Aliased parameters in boost::bind
Hello, The tutorial for Boost.Bind library contains the following sample code: bind can handle functions with more than two arguments, and its argument substitution mechanism is more general: bind(f, _2, _1)(x, y); // f(y, x) bind(g, _1, 9, _1)(x); // g(x, 9, x) bind(g, _3, _3, _3)(x, y, z); // g(z, z, z) bind(g, _1, _1, _1)(x, y, z); // g(x, x, x) As can be seen, all but the first of those samples alias the placeholder parameters, substituting a single passed argument several times. What is not mentioned in the tutorial (http://www.boost.org/doc/libs/1_63_0/libs/bind/doc/html/bind.html#bind.purp ose.using_bind_with_functions_and_fu) is the fact that such aliasing for any parameter with nontrivial move behavior is unexpected and possibly dangerous. For instance, given the function: void f(std::string x, std::string y, std::string z) { std::cout << x << y << z; } One could following the tutorial naively write: auto triple = boost::bind(f, _1, _1, _1); and this would even work for: std::string x = "a pretty long string"; triple(x); printing the string thrice, as expected. However the result of triple(std::string("a pretty long string")) would be the string only printed once, which is hardly what the user would expect. In fact, any bind expression produced with aliasing would be sensitive to the type of the reference passed, violating the functor abstraction badly. So, the question is: 1. This behavior seems to match the std::bind behavior documented in the standard. However, would it not be wise to warn against parameter aliasing in the tutorial then? (instead of demonstrating it as one of the first samples) 2. Maybe we can actually check if a parameter is aliased in boost::bind and copy it if it is - I have not tried it, but I think it can be done. Would it be a more sensible thing to do? The sample above might seem contrived, but I've actually encountered this bug in production code when porting it to boost 1.63 (the boost.signals code implicitly does boost::forward, so it was not outwardly apparent what was happening) Sincerely yours, Evgeny
On 30/03/2017 06:46, Evgeny Fraimovitch via Boost-users wrote:
For instance, given the function: void f(std::string x, std::string y, std::string z) { std::cout << x << y << z; } One could following the tutorial naively write: auto triple = boost::bind(f, _1, _1, _1);
and this would even work for: std::string x = "a pretty long string"; triple(x); printing the string thrice, as expected. However the result of triple(std::string("a pretty long string")) would be the string only printed once, which is hardly what the user would expect. In fact, any bind expression produced with aliasing would be sensitive to the type of the reference passed, violating the functor abstraction badly.

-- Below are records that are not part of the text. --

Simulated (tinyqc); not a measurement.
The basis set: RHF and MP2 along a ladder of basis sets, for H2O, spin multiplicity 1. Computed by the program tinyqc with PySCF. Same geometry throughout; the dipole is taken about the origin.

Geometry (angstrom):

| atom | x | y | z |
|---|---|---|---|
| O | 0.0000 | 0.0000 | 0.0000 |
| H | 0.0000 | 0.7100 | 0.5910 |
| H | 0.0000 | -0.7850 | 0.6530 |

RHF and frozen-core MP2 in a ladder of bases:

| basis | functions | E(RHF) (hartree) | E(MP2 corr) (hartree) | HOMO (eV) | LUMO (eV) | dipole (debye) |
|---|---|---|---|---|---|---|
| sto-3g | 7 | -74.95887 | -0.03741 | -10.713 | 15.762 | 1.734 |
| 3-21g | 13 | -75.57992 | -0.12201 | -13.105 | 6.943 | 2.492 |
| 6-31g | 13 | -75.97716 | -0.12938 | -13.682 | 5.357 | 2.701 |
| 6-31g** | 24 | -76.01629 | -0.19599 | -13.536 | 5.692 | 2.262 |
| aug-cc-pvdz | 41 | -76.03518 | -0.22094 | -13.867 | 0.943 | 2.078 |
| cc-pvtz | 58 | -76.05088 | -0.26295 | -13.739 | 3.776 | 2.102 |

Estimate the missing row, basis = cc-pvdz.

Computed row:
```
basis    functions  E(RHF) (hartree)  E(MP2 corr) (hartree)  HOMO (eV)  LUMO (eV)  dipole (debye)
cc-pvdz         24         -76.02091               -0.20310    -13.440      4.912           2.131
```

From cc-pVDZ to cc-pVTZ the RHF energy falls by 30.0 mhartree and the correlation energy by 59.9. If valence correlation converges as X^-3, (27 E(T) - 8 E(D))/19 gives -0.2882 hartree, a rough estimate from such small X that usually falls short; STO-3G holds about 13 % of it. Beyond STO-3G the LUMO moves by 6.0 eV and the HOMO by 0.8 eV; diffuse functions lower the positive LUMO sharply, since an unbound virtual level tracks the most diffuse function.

Why would you declare f as copying its parameters by value instead of taking them by const& instead? const& parameters would be safe in this case. const& parameters should be your default for anything with non-trivial copy/move behaviour anyway, so you'd only run into this issue in already-bad code. Although it would be nice if there were some way to emit a compiler warning for this sort of construct, I agree.
For instance, given the function: void f(std::string x, std::string y, std::string z) { std::cout << x << y << z; } One could following the tutorial naively write: auto triple = boost::bind(f, _1, _1, _1);
and this would even work for: std::string x = "a pretty long string"; triple(x); printing the string thrice, as expected. However the result of triple(std::string("a pretty long string")) would be the string only printed once, which is hardly what the user would expect. In fact, any bind expression produced with aliasing would be sensitive to the type of the reference passed, violating the functor abstraction badly.
Why would you declare f as copying its parameters by value instead of taking them by const& instead? const& parameters would be safe in this case.
const& parameters should be your default for anything with non-trivial copy/move behaviour anyway, so you'd only run into this issue in already-bad code.
Although it would be nice if there were some way to emit a compiler warning for this sort of construct, I agree.
Although the code is suboptimal, I do not agree it is bad. This lack of pass by reference in this case should not be affecting correctness, since we are not going to modify the object. Also, it might not be std::string. Shared points are often passed by value and they exhibit the same issue. They can be passed as const reference too, as an optimization, however whether this justifies additional clutter in the parameter list is a matter of personal taste. I can think of no other situation where there would be a semantic difference in passing by (const) value vs passing by const reference. Sincerely yours, Evgeny
On 30/03/2017 11:59, Evgeny Fraimovitch wrote:
Although the code is suboptimal, I do not agree it is bad. This lack of pass by reference in this case should not be affecting correctness, since we are not going to modify the object. Also, it might not be std::string. Shared points are often passed by value and they exhibit the same issue. They can be passed as const reference too, as an optimization, however whether this justifies additional clutter in the parameter list is a matter of personal taste.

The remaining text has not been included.